Swimming: 'Frog King' hasn't spawned new generation

Former Olympic champion Kosuke Kitajima has urged Japan's young swimmers to step up after a collective flop at the national championships left him wondering if he needs to postpone his retirement. -- ST FILE PHOTO: ALBERT SIM
Former Olympic champion Kosuke Kitajima has urged Japan's young swimmers to step up after a collective flop at the national championships left him wondering if he needs to postpone his retirement. -- ST FILE PHOTO: ALBERT SIM

TOKYO (AFP) - Former Olympic champion Kosuke Kitajima has urged Japan's young swimmers to step up after a collective flop at the national championships left him wondering if he needs to postpone his retirement.
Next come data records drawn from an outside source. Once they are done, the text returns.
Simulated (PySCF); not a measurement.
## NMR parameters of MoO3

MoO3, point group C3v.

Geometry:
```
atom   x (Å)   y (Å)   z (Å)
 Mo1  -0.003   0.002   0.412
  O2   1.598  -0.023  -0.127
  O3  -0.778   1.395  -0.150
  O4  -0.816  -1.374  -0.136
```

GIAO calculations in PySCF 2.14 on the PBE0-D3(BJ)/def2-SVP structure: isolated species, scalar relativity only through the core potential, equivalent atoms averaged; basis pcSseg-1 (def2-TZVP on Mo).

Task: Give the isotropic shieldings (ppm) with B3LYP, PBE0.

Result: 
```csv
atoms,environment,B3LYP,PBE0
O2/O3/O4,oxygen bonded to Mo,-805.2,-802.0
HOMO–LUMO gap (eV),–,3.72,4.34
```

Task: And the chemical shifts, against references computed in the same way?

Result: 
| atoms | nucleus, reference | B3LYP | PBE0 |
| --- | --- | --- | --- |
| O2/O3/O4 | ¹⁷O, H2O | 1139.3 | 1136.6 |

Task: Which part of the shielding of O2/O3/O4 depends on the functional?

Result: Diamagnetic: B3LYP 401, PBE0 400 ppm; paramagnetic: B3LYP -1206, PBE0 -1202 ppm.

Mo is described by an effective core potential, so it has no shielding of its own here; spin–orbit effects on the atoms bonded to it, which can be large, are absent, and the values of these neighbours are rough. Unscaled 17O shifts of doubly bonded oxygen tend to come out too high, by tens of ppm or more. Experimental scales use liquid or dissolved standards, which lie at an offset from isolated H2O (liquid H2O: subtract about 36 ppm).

The "Frog King" won double breaststroke gold at both the 2004 and 2008 Olympics but at 31, and expecting his first child with his pop star wife, he is getting ever closer to hanging up his goggles.

However, he may have to remain in competition for a while yet after nobody went inside Japan's 100m and 200m breaststroke selection times for this year's Pan Pacific Championships and Asian Games.

The results left two berths in each distance for the Pan Pacifics, in Australia in August, and the Asian Games in South Korea in September, to be chosen at the Japan Open in June. "I really wanted them to decide the berths here," Kitajima said of his younger rivals at last week's meet in Tokyo.

"Now I may have no choice but to consider competing in June and it will be very tough.

"I will take a long, hard look because I need to motivate myself to feel like going to the Pan-Pacs or the Asian Games."

Kitajima underwent just one month of intensive training for the national championships and he placed seventh in an unsuccessful 100m title defence, and failed to make the 200m final. After the 100m, Kitajima told the younger swimmers to work harder because "I need a reason to retire."

Yasuhiro Koseki, 22, won in 1min 00.07sec, 0.03 short of the selection standard. Kitajima's time was 1:00.67.

"Koseki should time in 59 seconds at least. The world's level is rising. He will be left behind," warned Kitajima, whose 58.90sec at the 2012 nationals remains the Asian record.

Kitajima has three world gold medals, and his last individual international titles were in the 100m and 200m breaststroke at the 2010 Pan Pacifics in California.

He was also part of Japan's victorious 4x100m medley relay team at the 2010 Guangzhou Asian Games, the last of his seven titles at the regional competition.

At the last Olympics in London, Kitajima finished fifth in the 100m and fourth in the 200m but took home a silver as part of Japan's 4x100m medley relay team.

A month after Kitajima's London failure, Akihiro Yamaguchi, then 18, set a new 200m world record of 2:07.01 at a domestic meet. But he finished fourth in 2:10.33 on Sunday.

The new generation's failure to emerge keeps the onus on Kitajima to remain as the leader Japan's challenge, even as he tries to step away from the sport. And the veteran campaigner said he scarcely felt ready to take on the heavy burden of training for international competition.

"Honestly, this is how I feel," he confessed.

But with his first child, a daughter, expected in May, Kitajima also feels a new responsibility. He married Chisa Maekawa, from J-pop trio Girl Next Door, last September and said he is motivated to show his child the virtues of hard work. "If I continue being a competitor, I must show my child a bit of my attitude to work hard," he said.